Partly inspired by another customer, partly by fibres found or bought and my ongoing interest in shibori technique – that’s behind the following pieces:
AND – let me THANK YOU for stopping by and leaving all that encouraging comments! It is truly encouraging… ox
I was given opportunity to make a felt cape. Short felt cape in blue and green, with a bit of purple, fuchsia and orange. Commissions are not an easy task, but if the bueyr sets “limits” so wide then they are an exciting challenge.
First I was thinking about the colours and how to combine them in some eye pleasing way. I browsed through my pictures and found photos of hydrangeas on my Flickr. I was lucky, there were still many in my friend’s garden and I was able to take more pictures and given some home to study the shape, textures, form – and colour. After playing with petals I came up with four designs and we agreed that the last one was the strongest. It was going to be a short cape covered densly with hydrangea flowers! Idea was here – but would it work? I made a sample and it did! Now was the time to dye the right colours and felt – and sew on the flowers.
There is 320 small handformed flowers sewn on the teal base cape, almost all of them with one or two beads. Wide bracelet densly embellished with more flowers and beads complements the cape. The cape for a Princess…!
And thank you for all your nice comments on my latest posts! I appreciate them all as I know it takes time to pose and write!

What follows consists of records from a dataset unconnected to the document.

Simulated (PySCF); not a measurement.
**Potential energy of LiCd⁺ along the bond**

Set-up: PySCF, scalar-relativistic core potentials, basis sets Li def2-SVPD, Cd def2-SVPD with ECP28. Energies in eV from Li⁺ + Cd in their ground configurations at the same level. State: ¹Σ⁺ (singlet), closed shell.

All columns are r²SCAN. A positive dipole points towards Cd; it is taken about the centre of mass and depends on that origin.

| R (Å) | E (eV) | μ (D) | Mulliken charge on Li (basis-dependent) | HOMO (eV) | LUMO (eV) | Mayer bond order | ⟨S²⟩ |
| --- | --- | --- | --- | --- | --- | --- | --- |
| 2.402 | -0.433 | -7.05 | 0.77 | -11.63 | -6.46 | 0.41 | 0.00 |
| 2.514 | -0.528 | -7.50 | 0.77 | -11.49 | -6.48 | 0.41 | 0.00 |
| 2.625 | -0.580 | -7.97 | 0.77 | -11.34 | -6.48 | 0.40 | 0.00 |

I have done more felting this week, some of it custom order scarves and some cuffs. The whole idea about a cuff or a wide bracelet is rather new to me, in the past I neither wore nor made any, whether from fabrics or felt. But I appreciate how soft and warm they are and I can experiment with different textures and techniques on a small area – and yet make something wearable.
I often come home from a trip with a nice pebble/s, a sea glass, a shell, driftwood and I thought I could preserve some of the memmories I have from nice places we visit by felting around them. This time I made a wide bracelet from grey Shetland wool carded with madder dyed mohair, BFL and soya fibre. There are two pebbles from the Nairn beach – to balance the bracelet so that whichever way it turns on a hand there is always one stone on the top.
And – trying to see what’s possible – I attempted yesterday to make a ring. It is completely wetfelted, no cheeting with needles just a lot of fiddling with fingers. I used Falkland wool dyed with gorse. It is coarser then merino, I think around 24-25 micron so it took longer to felt but the finished ring is sturdier thanks to higher micron.
But, what have really kept me busy over the past weeks was this… more about it soon!
Do you remember when I made a long felt bead necklace? As it took several hours it made me think how to simplify the design and not to felt off my hands. Here it is, it is not that long and originally I planned to thread the “beads” lenghtwise, which I still might try later, but this time it felt better like this.
I had the “beads” ready since spring , but threaded them only over the autumn holidays, when there was not much time and space to work bigger. And lately, as I made more felt cords playing with them led me to bangles. Some I embellished with beads, some not, all rather chunky, yet so lightweight thanks to the material used – just extra fine merino wool, handformed with soap and water. The beads are securely attached on two or three sides of the bangles so that whichever way they turn on a hand they are always visible.
And a completely different style – cuffs with stones from around Scotland – preserving memories.
Some of the stones are from Loch Ness, some from a beautiful Isle of Iona on the west coast. We were there in the summer, just for a few hours and although the Isle is small, there was so much to see! Moreover, the weather was just beautiful, which was a special bonus since, as you rightly guess, it doesn’t happen often here in Scotland. The day after it was pouring rain and so foggy one wouldn’t see “the end of his nose”.
The Isle of Iona has a very interesting history too. “In 563 Saint Columba, also known as Colm Cille, was exiled from his native Ireland as a result of his involvement in the Battle of Cul Dreimhne, and founded a monastery on Iona with 12 companions. From there they set about the conversion of pagan Scotland and much of northern England to Christianity. Iona’s fame as a place of learning and Christian mission spread throughout Europe and it became a major site of pilgrimage. Iona became a holy island where several kings of Scotland, Ireland and Norway came to be buried.” (Wikipedia)
Last weekend I was at the workshop organized by our local feltmakers group. The tutor was Jenny Mackay and one of the technique she specializes is cobweb felt. We were going to make a cobweb jacket but as I have got a felt jacket already I thought I could try something different and opted for a tunic dress.
Again, it was very inspiring. The colours, fibres and the method which Jenny uses plus seeing other felters working. It was very exciting to see all kinds of various jackets popping up towards the end of the two days.